# Dyno Results - 2001 VR6 Turbo



## Weiss (Jun 21, 2004)

Hey guys. I had my car dynoed yesterday at Backstreet Performance in Medina, OH using their portable DYNOJET. 
Setup is as follows...
100% stock long block, stock 10:1 Compression
Small 167 CU SRI
60-1 Turbonetics Turbo F157 model (.62 comp/ .82 T3 turbine with Stage 3 wheel)
4" MAF with true 4" intake
2.5" intercooler piping
26x7x5" FMIC
Like-Greddy BOV
Ebay cast exhaust manifold
3" downpipe to a 2.5" catback with Dynomax Ultraflow muffler
Turbonetics 38mm WG, open dump
Stock trans and clutch
C2 42# Software
NGK BKR7E plugs gapped at .031
Stock fuel pump
MK3 fuel rail with 42pph 5.0 Mustang-Summit Racing injectors

















Video..
http://videos.street fire.net/video/My-Turbocharged-VR6-GTI_647445.htm 
Just remove the space.

_Modified by Weiss at 8:07 PM 4-19-2009_

_Modified by Weiss at 8:08 PM 4-19-2009_

_Modified by Weiss at 8:09 PM 4-19-2009_


_Modified by Weiss at 8:10 PM 4-19-2009_


----------



## boooosting (Jan 16, 2009)

cant handle any more boost?


----------



## 05JettaGLXVR6 (Jan 25, 2006)

*Re: (boooosting)*

your pushing it without and inline pump and stock comp ratio if you turn it up.


----------



## HatingYou (Oct 27, 2008)

cant seem to get the video to work


----------



## not SoQuick (Jan 8, 2004)

*Re: (HatingYou)*


_Quote, originally posted by *HatingYou* »_cant seem to get the video to work

street fire is blocked by the vortex........the op was smart enough to add a space between street and fire,so copy paste and delete the space








To the op nice for 10 psi http://****************.com/smile/emthup.gif 
but like others said add some safety in the fuel pump before boosting more


----------



## Weiss (Jun 21, 2004)

*Re: (not SoQuick)*


_Quote, originally posted by *not SoQuick* »_
street fire is blocked by the vortex........the op was smart enough to add a space between street and fire,so copy paste and delete the space








To the op nice for 10 psi http://****************.com/smile/emthup.gif 
but like others said add some safety in the fuel pump before boosting more










Thank you. It's dumb to even want to turn it up right now. 1st gear is just retarded, I still spin all the way until the top of 2nd. I really need a gear based boost controller before I turn it up more. I'm also going to need to buy VAGCom so I can datalog. I don't feel safe going higher without watching the timing advance/retard.


----------



## jhayesvw (Oct 3, 2001)

*Re: (Weiss)*

very good numbers for 10psi.
i would be very very happy to have that dyno shee at the 10psi im running.
the mk4s seem to make more power at less boost. Probably because of the better computer and 5 wire wideband O2.
we know the engines are darn similar. http://****************.com/smile/emthup.gif


----------



## C2Motorsports (Nov 25, 2003)

*Re: (jhayesvw)*

Nice work on a nice project. Let us know when you want to drop the CR and turn up the BOOST








C2


----------



## Weiss (Jun 21, 2004)

*Re: (C2Motorsports)*


_Quote, originally posted by *C2Motorsports* »_
Nice work on a nice project. Let us know when you want to drop the CR and turn up the BOOST








C2

Haha, of course I will. Next year should be a bit more fun.

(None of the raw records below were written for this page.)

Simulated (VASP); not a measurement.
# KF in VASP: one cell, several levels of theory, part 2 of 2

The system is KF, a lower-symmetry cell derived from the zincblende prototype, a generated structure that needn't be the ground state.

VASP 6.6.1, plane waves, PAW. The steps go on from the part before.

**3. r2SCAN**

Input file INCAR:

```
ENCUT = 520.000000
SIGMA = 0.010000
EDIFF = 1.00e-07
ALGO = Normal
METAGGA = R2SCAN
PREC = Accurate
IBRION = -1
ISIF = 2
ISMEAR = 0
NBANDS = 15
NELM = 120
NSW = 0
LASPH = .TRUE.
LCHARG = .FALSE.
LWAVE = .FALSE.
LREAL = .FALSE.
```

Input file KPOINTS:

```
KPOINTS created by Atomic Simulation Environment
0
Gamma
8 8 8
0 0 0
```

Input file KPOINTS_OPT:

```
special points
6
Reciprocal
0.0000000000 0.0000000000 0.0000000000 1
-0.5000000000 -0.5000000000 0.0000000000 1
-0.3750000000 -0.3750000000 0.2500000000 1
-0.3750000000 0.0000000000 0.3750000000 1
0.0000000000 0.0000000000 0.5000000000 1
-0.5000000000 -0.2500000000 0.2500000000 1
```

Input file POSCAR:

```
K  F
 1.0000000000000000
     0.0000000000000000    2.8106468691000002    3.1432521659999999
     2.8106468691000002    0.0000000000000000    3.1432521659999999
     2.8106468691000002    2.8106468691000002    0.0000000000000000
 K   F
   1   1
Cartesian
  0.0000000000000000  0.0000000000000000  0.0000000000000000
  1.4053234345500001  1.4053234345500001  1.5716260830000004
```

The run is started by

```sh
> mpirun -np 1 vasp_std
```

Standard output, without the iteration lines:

I really couldn't have done it without the guys at C2... they made it so easy. http://****************.com/smile/emthup.gif


----------



## germanrox (Mar 30, 2001)

The best part of the video was watching your a/f go so flat under boost. Great numbers.


----------



## VeeRar6ix (Apr 5, 2007)

*Re: Dyno Results - 2001 VR6 Turbo (Weiss)*

nice powerband for stock tranny...


----------



## Weiss (Jun 21, 2004)

*Re: Dyno Results - 2001 VR6 Turbo (VeeRar6ix)*


_Quote, originally posted by *VeeRar6ix* »_nice powerband for stock tranny...

Tryin' not to break it.


----------



## jhayesvw (Oct 3, 2001)

*Re: Dyno Results - 2001 VR6 Turbo (Weiss)*

i wish my AFRs went that flat under boost.
they may now that i run the v1.41 chip.
but with the old C2 chip they dropped inot the low 10s or lower.(off the chart)
which pulled some power from me.
looks great.


----------



## Stephan Schmidt (Dec 18, 2002)

*Re: (germanrox)*


_Quote, originally posted by *germanrox* »_The best part of the video was watching your a/f go so flat under boost. Great numbers.

I was going to say that!
BEAUTIFUL!!!


----------



## germanrox (Mar 30, 2001)

*Re: (Stephan Schmidt)*


_Quote, originally posted by *Stephan Schmidt* »_
I was going to say that!
BEAUTIFUL!!!

Makes ya want to do a build like that, too, doesn't it


----------



## sp_golf (Nov 28, 2007)

*FV-QR*

DAMN that music was emo
Nice car though, and nice #s


----------



## dragonfli_x (Jul 16, 2002)

*Re: Dyno Results - 2001 VR6 Turbo (Weiss)*

sweet! I wish I coudl see the media!... my VRT is just slightly up from yours in terms of compression, fuel pump, WG... my turbo is probably weaker than yours though... that and I'm running a 4-3-4 intake. I'm running two BPVs and rerouted dump because I need it as quiet as possible and I know the pshhh sound gets old to me after a month. 
wondering what you're making becasuse I'm having issues seeing your pictures.
how in tarnation are you fitting a full 4" intake pipe?


----------



## Weiss (Jun 21, 2004)

*Re: Dyno Results - 2001 VR6 Turbo (dragonfli_x)*


_Quote, originally posted by *dragonfli_x* »_sweet! I wish I coudl see the media!... my VRT is just slightly up from yours in terms of compression, fuel pump, WG... my turbo is probably weaker than yours though... that and I'm running a 4-3-4 intake. I'm running two BPVs and rerouted dump because I need it as quiet as possible and I know the pshhh sound gets old to me after a month. 
wondering what you're making becasuse I'm having issues seeing your pictures.
how in tarnation are you fitting a full 4" intake pipe?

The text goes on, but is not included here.